This is such a wonderful misfire of a movie, that despite all its flaws and weaknesses, it must be seen. Absolutely must be seen – both on the big and small screen. A fairy-tale for grown-ups, but nothing like Shrek or Ratatouille. Released in the peak of Summer, even though it’s got so much romance, it’s a better fir during the holidays or on Valentine’s. This film is actually aimed at grown-ups, but is comes from such a rickety universe, you have to leave a lot of hang-ups at the door, otherwise the movie will fall apart in ten minutes. And you really, really want to sit through the whole thing.
The cast is very strong – with many cameos stealing their scenes and leaving you wanting more. Peter O’Toole, Sienna Miller, Ian McKellan, Ricky Gervais, Robert De Niro. They’re all wonderful, but their characters and actions are filled with so much whimsy and silliness that you just can’t believe these serious actors agreed to do this. And yet … everyone looks like they’re having fun.
And how can you not? The film is a modern fairy-tale – with multiple plots about throne ascension, sibling rivalry, witches, princesses, village idiots, potions and flying ships. It’s captivating, and at the same time – very serious. I don’t know of many children that will be entertained by this film. There are gruesome scenes, and there are despicably evil characters. At the same time, you got protagonists who truly believe in their abilities, in their strength. Who will go to the edge of the world for their love. Who are endlessly good and kind, which is so hard to find these days.
And then there are sets, costumes and effects. Elaborate chase scenes, wicked magical battles between witches, amazing castle interiors, rustic villages, bumbling medieval towns. All this goes beyond eye candy – there are characters and messages there, and each such scene either introduces a new hero/villain, or pushes the plot further. So what’s wrong with the movie?
Maybe you have to be in a really good, jovial mood to see it. Maybe when it matches an evil prince with a kind villager in the same scene, you somehow start seeing the prince’s point of view. Maybe the ‘good’ characters are so foreign to us nowadays, we cannot identify with them. Or maybe magic-filled films should not bother with issues of politics, wars, racism. But wait, Harry Potter can get away with a few morals here and there. Is it more grounded than Stardust? Perhaps.
This film is pretty much out of this world. It exists in a universe that’s difficult to get into, and difficult to maintain. If you can ‘get it’, then you will enjoy the ride, the references, the flashy characters. If not, you’ll walk away wishing this film was animated, or a lot shorter.

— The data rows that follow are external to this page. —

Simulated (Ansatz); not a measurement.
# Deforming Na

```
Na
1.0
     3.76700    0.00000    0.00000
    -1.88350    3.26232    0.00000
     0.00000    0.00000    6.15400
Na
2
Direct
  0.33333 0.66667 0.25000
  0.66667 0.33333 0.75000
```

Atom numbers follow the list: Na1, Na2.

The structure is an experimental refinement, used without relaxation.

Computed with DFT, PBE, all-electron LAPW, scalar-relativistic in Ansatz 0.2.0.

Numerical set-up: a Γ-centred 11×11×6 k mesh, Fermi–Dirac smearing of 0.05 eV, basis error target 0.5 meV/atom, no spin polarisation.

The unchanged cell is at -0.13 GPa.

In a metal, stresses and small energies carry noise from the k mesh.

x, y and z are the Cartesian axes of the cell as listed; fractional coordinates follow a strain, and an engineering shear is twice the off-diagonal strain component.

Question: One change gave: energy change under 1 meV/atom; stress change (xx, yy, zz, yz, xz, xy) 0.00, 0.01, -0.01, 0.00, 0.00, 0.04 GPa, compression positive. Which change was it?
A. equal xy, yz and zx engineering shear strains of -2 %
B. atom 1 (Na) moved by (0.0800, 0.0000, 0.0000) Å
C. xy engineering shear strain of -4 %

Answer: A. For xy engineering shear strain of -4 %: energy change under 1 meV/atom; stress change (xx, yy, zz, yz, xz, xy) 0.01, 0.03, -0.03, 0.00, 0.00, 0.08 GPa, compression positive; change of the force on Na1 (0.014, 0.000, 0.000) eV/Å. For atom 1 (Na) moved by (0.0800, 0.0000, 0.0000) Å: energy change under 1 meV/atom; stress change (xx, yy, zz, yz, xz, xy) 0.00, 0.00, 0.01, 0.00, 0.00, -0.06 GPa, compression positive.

I enjoyed Stardust. I just didn’t enjoy it with the same silly abandon as most of its characters did. Although I have to admit, Ricky Gervais, Robert De Niro, and Michelle Pfeiffer absolutely nailed their characters, and still managed to give a witch, a captain, and a trader a completely new persona, a new perspective. Stardust does a lot of that – taking familiar fairy-tale archetypes, and trying, TRYING to turn them around. In most cases, it worked and stayed charming and idyllic. In a few cases, I just didn’t get it.
This film will eventually find its audience on DVD. Too bad people didn’t flock to theaters. Must be the timing.